Here’s what has driven the rally in Indian markets,
1) Overseas investment. Foreign institutional investors continue to buy Indian equities. Overseas investors have bought Indian shares worth $4.5 billion so far in 2014.
2) Hopes of a strong government post elections have been driving rally in stocks. Investors believe that a stronger government could accelerate reforms and take much-needed policy decisions to kick-start the Indian economy, growing at the slowest pace in a decade.
3) A reading of macroeconomic indicators suggests that the worst might be over for the economy. Inflation seems to have peaked, so interest rates are unlikely to inch up. The rupee has stabilized as the government reined in the twin deficits.
The common adage in markets is don’t fight the trend and many technical analysts say the trend is up. So, as long as markets are making new highs, one should stay invested is the common refrain.
So, why’s the need to be cautious?
1) A lot of money is riding on Narendra Modi-led NDA government coming to power. Investors seem to have based their optimism on opinion polls, which have gone horribly wrong in the past. Anubhuti Sahay and Samiran Chakraborty of Standard Chartered Bank say opinion polls were not accurate predictors of India’s previous two elections, and there is a risk that the NDA will have to seek more regional parties to form a government. This could dilute the NDA’s economic agenda.
In case a Third Front government comes to power, political instability and lack of a coherent economic agenda would derail reforms, exacerbating already weak fundamentals and resulting in large capital outflows and a likely sovereign credit rating downgrade, Nomura says. The brokerage says there’s a 25 per cent chance of the NDA getting less than 199 seats.
So, while the best case outcome of polls seems to be priced in (at least partially), a negative outcome (say a Third Front government) could turn out to be catastrophic for markets.
2) Even if the NDA comes to power, the economy is unlikely to turnaround in months. In that sense, this is a hope rally and markets may slowly adjust to economic realities post elections.
Unlike past cycles, we expect India’s growth recovery to be gradual as fiscal and monetary policies remain relatively tight. A revival of capital markets could be used to sell assets and deleverage balance sheets, with fresh capex likely to be announced only after a lag. Hence, we expect growth to rise only marginally to 4.8 per cent year-on-year in 2014, from 4.7 per cent in 2013. Nomura says.
3) Sanjeev Prasad of Kotak Institutional Equities says the theme at the moment is Party first, reason later.

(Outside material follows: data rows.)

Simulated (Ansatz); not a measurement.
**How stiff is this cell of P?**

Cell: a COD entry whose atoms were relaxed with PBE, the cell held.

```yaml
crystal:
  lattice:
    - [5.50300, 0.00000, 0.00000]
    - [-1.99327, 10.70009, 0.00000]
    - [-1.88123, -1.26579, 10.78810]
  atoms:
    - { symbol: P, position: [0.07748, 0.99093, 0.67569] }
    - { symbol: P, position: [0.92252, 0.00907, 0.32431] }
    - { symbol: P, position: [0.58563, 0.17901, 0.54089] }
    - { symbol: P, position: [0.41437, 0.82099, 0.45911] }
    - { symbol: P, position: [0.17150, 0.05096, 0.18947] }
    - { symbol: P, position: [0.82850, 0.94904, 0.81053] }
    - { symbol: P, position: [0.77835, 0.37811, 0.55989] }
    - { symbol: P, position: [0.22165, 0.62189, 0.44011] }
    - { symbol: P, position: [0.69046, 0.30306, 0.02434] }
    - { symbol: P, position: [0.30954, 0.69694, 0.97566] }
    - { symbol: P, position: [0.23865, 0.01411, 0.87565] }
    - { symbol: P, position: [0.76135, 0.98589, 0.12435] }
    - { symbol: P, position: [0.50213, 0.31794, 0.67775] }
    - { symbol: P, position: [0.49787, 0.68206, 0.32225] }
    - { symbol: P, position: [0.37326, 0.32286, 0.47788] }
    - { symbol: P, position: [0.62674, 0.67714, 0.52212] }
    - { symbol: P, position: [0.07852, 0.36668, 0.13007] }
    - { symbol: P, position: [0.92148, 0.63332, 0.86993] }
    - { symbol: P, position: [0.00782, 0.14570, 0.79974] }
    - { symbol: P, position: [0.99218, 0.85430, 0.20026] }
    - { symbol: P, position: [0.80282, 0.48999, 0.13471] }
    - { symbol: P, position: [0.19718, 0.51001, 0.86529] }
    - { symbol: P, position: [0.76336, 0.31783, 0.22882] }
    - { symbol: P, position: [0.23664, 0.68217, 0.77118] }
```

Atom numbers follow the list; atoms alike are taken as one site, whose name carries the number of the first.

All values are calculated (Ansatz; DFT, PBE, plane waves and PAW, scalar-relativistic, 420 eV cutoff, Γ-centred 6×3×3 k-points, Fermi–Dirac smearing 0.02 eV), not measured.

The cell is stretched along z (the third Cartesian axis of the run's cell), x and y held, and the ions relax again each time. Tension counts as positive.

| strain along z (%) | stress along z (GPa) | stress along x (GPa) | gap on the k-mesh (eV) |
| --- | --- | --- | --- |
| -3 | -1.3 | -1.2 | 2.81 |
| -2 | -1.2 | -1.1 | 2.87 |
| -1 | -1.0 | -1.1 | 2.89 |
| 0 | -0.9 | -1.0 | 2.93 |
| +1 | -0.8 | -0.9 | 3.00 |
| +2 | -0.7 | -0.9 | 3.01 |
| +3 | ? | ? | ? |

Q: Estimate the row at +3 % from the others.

The reward-risk balance is quite unfavorable in general, based on the binary outcome of national elections alone. Other risks such as (1) potential weak monsoons and (2) growth challenges are simply being ignored in the general euphoria, he says.
The El Nino weather pattern, associated with weak rains, may be a big risk ahead as it would impact India’s agricultural output. Citigroup estimates that below average rainfall in the
June-September monsoon could shave 0.50-0.90 percentage points off India’s economic growth forecast and lead to a spike in consumer inflation.
4) The best performers in the current rally are the ones that are farthest from economic fundamentals. Over the last month, PSU banks have rallied 21 per cent, while infra stocks are up8 per cent as compared to a 5 per cent rise in the broader Nifty. Many penny stocks have made a strong comeback.
We are not sure if the re-rating, seen in several sectors, is really justified. In particular, we have reservations about PSU banks and cement stocks, where fundamentals still look extremely weak. It almost seems like there is no differentiation among stocks, Kotak’s Sanjeev Prasad says.
5) Finally, through the rally, domestic institutional investors have been net sellers (they were net buyers in February 2014 and in August 2013 before that). Retail investors also seem to have missed the bus. It’s FIIs who are driving this rally, as always. And even a whiff of adverse news, domestic or external, could see the FII tap dry quickly.